Lacey sees several factors that have worked in her favor since the 1990s. For much of her reign, she was overshadowed by those around her. Her mother, a colorful and somewhat eccentric character, was the darling of the people and the media. Princess Margaret, the glamorous black sheep, was the tabloids' gift who kept on giving. Then as Margaret's publicity star faded, Diana's rose. Diana became known as the most photographed woman in the world. When her marriage soured and the palace sought to contain the damage, she portrayed herself as a victim, if not a prisoner.

"If Diana had not died, the monarchy would still be racked by the sort of discord that characterized her years," Lacey said. She would have been "sniping from the sidelines, having boyfriends, having husbands, who knows what. She was never going to go quietly."

And so the queen in her golden years is enjoying the sort of adoration not seen since she was a young woman. And perhaps it is now more profound.

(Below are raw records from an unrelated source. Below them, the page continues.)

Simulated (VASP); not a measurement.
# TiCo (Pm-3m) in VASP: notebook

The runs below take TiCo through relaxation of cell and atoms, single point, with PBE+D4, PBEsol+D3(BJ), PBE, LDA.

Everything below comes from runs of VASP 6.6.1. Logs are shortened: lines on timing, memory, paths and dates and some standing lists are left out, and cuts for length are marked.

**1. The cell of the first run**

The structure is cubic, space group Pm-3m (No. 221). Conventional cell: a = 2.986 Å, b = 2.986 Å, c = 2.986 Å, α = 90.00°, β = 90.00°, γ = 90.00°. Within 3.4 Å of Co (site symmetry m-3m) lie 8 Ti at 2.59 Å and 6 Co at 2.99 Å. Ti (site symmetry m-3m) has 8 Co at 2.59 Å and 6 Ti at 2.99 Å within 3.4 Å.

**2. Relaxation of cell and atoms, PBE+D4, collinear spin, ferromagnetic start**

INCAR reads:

"Everyone has grown up with the idea that Queen Victoria was the great 19th-century queen and, hey, presto, we have produced a modern Elizabeth Age," Lacey said. "Here's a woman whose achievements we can celebrate, and if you compare her to Queen Victoria, perhaps she's done a lot better."

"In the last decade or so," Murphy said, "there's a greater sense of admiration for her, even among people who call themselves republicans."

There are some obvious differences between Elizabeth and Victoria. The latter ruled when Britain grew into a world power with a broad colonial empire. Elizabeth has seen the recession of the United Kingdom — no longer imperial, uneasy in Europe and, with Scotland's independence movement, not even an internally secure union. (Elizabeth is also head of the Commonwealth, a 53-nation federation of former British dominions and colonies, and is the queen of 15 "realms" besides the United Kingdom, including Australia, Canada and Jamaica.) Victoria interfered politically with her prime ministers and, after the early death of her consort, Prince Albert, retreated greatly from her queenly duties.

But the two queens share uncanny similarities: Neither was destined to become the monarch, they both married German princes, they became creatures of routine and protocol, they loved horses and dogs, they survived gun-wielding youths, and they were women operating in a man's world.

From an early age, both decided to subordinate their lives to their country and steeled themselves mentally for this when barely into womanhood. In Elizabeth's well-known address from Cape Town, South Africa, on her 21st birthday, she said, "I declare before you all that my whole life, whether it be long or short, shall be devoted to your service."

On the day Victoria became queen at 18 in 1837, she wrote just as earnestly in her diary, "I shall do my utmost to fulfil my duty towards my country."

Reflecting on Victoria's 1901 death at 81, Lytton Strachey wrote, "The girl, the wife, the aged woman, were the same: vitality, conscientiousness, pride and simplicity were hers to the latest hour." The public, he said, had "felt instinctively Victoria's irresistible sincerity." The parallels are eerie.

Elizabeth will carry on as she has for more than six decades: spending late summer in Victoria and Albert's Scottish castle, returning to London for a working routine little altered since she was 25 — presenting honors to local worthies, offering private counsel to the prime minister, cutting the ribbon on the latest charitable asset, opening Parliament in full regalia, leading the nation's war remembrance on a Sunday in November at the Cenotaph in Whitehall.

If the ghost of Charles I haunts these precincts — he was executed in Whitehall in 1649 amid the English Civil War, leaving the country kingless for several years — he will discern that the English (and British) monarchy is well and truly restored.

"As long as Queen Elizabeth is still around," Murphy said, "the monarchy is safe."